I've recently started with Home Assistant and have been adding devices to my single network. The ISP provided eero modem/router doesn't provide VLAN capability.
ssl-3|3 months ago
In my own little world at home, I just use OpenWRT (on a now-old Raspberry Pi 4), Mikrotik access points, and with some random switches that grok 802.11q wherever they are useful. This has let me do whatever I've imagined wanting so far with VLANs, SSIDs, routing, firewalling, ...
And a person can also use a one-box solution running OpenWRT (the OpenWRT One is such a box) or Mikrotik's RouterOS (like their succinctly-named L009UiGS-2HaxD-IN).
But all of that is drifting pretty far from the concept I'd like to see, which is:
Person walks into Wal-Mart. Person buys a router, and some Matter wifi light bulbs. As a part of setting them up, they're walked through a simple process of making an isolated network for those light bulbs.
And we don't seem to be anywhere near there yet.

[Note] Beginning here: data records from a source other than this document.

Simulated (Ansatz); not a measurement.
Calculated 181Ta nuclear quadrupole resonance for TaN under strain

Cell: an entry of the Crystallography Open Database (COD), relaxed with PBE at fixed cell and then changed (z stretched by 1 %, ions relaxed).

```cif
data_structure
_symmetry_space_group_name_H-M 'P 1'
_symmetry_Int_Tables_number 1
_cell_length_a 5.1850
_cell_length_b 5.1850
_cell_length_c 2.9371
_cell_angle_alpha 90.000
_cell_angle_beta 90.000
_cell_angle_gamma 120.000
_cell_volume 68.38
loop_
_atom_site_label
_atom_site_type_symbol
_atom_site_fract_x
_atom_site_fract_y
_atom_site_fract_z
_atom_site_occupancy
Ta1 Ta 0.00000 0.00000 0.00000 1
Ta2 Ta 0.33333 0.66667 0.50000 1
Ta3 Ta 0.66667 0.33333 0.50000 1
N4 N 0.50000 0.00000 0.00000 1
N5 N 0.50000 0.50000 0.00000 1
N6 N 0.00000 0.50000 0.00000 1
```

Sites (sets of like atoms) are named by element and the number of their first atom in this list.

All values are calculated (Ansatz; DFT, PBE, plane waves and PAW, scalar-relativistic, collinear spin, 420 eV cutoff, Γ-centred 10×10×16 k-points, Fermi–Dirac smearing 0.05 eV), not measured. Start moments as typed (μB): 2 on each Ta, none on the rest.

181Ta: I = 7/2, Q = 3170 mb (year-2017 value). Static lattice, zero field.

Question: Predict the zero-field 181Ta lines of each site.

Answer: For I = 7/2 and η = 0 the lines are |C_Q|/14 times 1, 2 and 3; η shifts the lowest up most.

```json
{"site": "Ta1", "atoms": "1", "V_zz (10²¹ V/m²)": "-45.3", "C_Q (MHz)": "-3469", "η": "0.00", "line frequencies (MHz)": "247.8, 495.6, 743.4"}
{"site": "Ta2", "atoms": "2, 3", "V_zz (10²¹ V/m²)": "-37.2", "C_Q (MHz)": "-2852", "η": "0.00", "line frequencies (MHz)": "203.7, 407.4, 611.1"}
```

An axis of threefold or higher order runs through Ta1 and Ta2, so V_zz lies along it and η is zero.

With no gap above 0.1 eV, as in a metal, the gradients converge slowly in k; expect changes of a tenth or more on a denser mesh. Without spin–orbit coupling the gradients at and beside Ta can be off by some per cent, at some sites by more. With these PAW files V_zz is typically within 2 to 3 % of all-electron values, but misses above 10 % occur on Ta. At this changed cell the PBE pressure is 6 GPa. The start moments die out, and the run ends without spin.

(And that may seem like a far-reaching goal to some, but similar things have been accomplished in the past. A router from Wal-Mart used to boot up out of the box and Just Work -- while providing a completely unfettered, unencrypted networked named "linksys" or "NETGEAR" for anyone within earshot to participate in.
Things are longer that way these days. Consumer routers have tended to provide secure-by-default wireless networks for a rather long time now. At least in that one little, important aspect of consumer goods, sanity did eventually prevail.)